Even though it's primarily about categorizing non-English logs, you might find this blog interesting. The key part in relation to what you're suffering from is:
Two things to be aware of when customizing the categorization_analyzer
are:
- Although techniques such as lowercasing, stemming and decompounding work well for search, for categorizing machine-generated log messages it’s best not to do these things. For example, stemming rules out the possibility of distinguishing “service starting” from “service started”. In human-generated text this could be appropriate, as people use slightly different words when writing about the same thing. But for machine-generated log messages from a given program, different words mean a different message.
- The tokens generated by the
categorization_analyzer
need to be sufficiently similar to those generated by the analyzer used at index time that when you search for them you’ll match the original message. This is required in order for drilldown from category definitions to the original data to work.

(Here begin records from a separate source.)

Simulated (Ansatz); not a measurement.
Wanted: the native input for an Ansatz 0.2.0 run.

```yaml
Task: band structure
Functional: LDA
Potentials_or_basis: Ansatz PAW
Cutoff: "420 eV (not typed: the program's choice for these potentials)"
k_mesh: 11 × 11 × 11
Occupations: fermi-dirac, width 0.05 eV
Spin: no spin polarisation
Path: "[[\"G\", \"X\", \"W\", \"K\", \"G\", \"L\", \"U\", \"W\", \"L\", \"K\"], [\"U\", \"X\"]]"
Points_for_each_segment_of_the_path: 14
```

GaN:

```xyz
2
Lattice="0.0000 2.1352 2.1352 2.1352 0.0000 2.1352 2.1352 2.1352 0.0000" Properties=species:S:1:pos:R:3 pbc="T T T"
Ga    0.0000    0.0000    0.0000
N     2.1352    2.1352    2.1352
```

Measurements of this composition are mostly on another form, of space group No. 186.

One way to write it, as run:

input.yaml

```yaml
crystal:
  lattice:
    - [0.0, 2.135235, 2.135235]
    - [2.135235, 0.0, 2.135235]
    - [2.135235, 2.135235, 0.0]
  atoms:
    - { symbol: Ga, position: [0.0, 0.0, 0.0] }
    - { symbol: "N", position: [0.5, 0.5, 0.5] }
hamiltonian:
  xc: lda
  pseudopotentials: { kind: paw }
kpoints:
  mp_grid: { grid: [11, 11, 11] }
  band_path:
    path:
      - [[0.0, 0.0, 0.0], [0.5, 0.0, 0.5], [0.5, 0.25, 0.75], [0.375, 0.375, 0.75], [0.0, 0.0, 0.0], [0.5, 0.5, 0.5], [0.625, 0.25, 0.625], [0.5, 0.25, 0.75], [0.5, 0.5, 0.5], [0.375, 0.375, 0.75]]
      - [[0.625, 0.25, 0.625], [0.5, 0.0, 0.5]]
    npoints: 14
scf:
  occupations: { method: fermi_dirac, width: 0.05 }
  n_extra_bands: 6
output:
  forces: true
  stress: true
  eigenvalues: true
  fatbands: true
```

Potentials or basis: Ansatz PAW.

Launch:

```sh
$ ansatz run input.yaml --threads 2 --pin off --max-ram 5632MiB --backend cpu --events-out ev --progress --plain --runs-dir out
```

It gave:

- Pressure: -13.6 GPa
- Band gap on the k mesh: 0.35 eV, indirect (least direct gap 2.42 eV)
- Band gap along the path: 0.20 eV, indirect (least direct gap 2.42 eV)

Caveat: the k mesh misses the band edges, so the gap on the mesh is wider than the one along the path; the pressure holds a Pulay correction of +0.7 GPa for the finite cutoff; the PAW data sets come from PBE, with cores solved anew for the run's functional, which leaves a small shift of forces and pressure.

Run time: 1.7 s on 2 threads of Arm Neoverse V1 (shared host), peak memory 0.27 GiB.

It seems that you've run into this without customizing anything because the ml_classic
tokenizer splits on colons but the standard
tokenizer doesn't.
You can make things work by recreating your job with a custom categorization_analyzer
that uses the standard
tokenizer. Basically, add a section into your job JSON like this:
"categorization_analyzer" : {
"tokenizer" : "standard",
"filter" : [
{ "type" : "pattern_replace", "pattern": "^[0-9].*" },
{ "type" : "stop", "stopwords" : [
"Monday", "Tuesday", "Wednesday", "Thursday", "Friday", "Saturday", "Sunday",
"Mon", "Tue", "Wed", "Thu", "Fri", "Sat", "Sun",
"January", "February", "March", "April", "May", "June", "July", "August", "September", "October", "November", "December",
"Jan", "Feb", "Mar", "Apr", "May", "Jun", "Jul", "Aug", "Sep", "Oct", "Nov", "Dec",
"GMT", "UTC"
] }
]
}
(If you know the field you're categorizing doesn't contain dates then you can omit the stop filter to make it more concise and efficient.)
The docs for the categorization_analyzer
show an example in the context of a full job config if you need it.